Lent Lectionary Notes

Welcome to one of CCOW’s resources for Lent: our Linked Lectionary Notes, which are based on the principal Sunday readings from the Revised Common Lectionary for Year B. These were created in 2018, but are still pertinent in 2024.

For each Sunday in Lent we explore some of the ideas and themes in the set readings (column 3) and then reflect on them, linking them to a contemporary global issue (column 4). The idea is to help people connect the Bible with today’s world – looking at each through the lens of the other.

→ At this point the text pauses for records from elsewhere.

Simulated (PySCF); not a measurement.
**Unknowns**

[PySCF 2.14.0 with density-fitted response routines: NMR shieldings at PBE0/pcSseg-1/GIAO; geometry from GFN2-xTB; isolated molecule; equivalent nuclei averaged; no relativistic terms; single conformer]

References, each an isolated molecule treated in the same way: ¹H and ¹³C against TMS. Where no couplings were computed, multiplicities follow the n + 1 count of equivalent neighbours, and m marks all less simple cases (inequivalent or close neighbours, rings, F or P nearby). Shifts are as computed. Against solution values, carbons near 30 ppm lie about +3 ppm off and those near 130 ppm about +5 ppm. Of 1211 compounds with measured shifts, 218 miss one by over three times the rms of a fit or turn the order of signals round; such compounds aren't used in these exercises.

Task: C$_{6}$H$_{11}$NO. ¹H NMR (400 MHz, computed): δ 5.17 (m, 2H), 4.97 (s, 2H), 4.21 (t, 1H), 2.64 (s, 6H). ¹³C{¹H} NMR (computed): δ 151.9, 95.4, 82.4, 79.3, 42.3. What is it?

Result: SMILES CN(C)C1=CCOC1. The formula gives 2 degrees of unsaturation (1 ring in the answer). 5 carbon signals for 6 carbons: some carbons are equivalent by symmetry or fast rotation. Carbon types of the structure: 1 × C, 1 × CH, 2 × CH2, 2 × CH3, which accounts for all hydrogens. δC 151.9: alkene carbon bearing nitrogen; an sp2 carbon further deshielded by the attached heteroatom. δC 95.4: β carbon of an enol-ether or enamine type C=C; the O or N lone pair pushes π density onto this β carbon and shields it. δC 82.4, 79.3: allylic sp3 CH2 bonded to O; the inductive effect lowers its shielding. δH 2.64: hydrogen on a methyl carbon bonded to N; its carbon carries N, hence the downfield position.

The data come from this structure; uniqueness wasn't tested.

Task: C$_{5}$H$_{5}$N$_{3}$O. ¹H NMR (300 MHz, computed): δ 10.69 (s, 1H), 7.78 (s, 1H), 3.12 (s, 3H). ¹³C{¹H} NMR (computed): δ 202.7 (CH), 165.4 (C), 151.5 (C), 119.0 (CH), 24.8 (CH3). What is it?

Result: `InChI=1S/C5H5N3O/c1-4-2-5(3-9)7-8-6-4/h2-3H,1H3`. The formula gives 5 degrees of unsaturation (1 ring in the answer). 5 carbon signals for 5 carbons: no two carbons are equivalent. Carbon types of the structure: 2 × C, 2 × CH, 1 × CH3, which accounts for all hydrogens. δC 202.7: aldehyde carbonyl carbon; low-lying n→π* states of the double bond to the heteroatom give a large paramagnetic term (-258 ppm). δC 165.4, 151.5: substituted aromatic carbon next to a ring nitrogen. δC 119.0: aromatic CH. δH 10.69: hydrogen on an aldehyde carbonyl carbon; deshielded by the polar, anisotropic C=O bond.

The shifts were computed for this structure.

The resource is aimed at anyone who will be interacting with the passages each week – primarily preachers, but also those leading the intercessions, or even putting together the pew sheet. It’s also offered as a resource for personal reflection and could be used in a small group setting. The notes are not a finished sermon – rather they raise questions and offer thoughts.

These notes are a revival of a resource called Development Matters, which Elizabeth put together for Bath and Wells Diocese for over a decade. (Some of these notes have also featured in the Fairtrade Foundation’s Church Action Guides for Fairtrade Fortnight). Two quotes particularly inspired this endeavour:

‘I simply argue that the cross be raised at the centre of the marketplace as well as on the steeple of the church. I am recovering the claim that Jesus was not crucified in a cathedral between two candles, but on a cross between two thieves, on a town garbage dump…at a crossroad of politics so cosmopolitan that they had to write his title in Hebrew, Latin and Greek. That is where he died, and that is what he died about, and that is where Christ’s people ought to be, and what church people ought to be about.’
George Macleod, founder of the Iona Community.

‘In a Jesus society, you repent, not by feeling bad, but by thinking different’.
Mennonite author Rudy Wiebe in The Blue Mountains of China.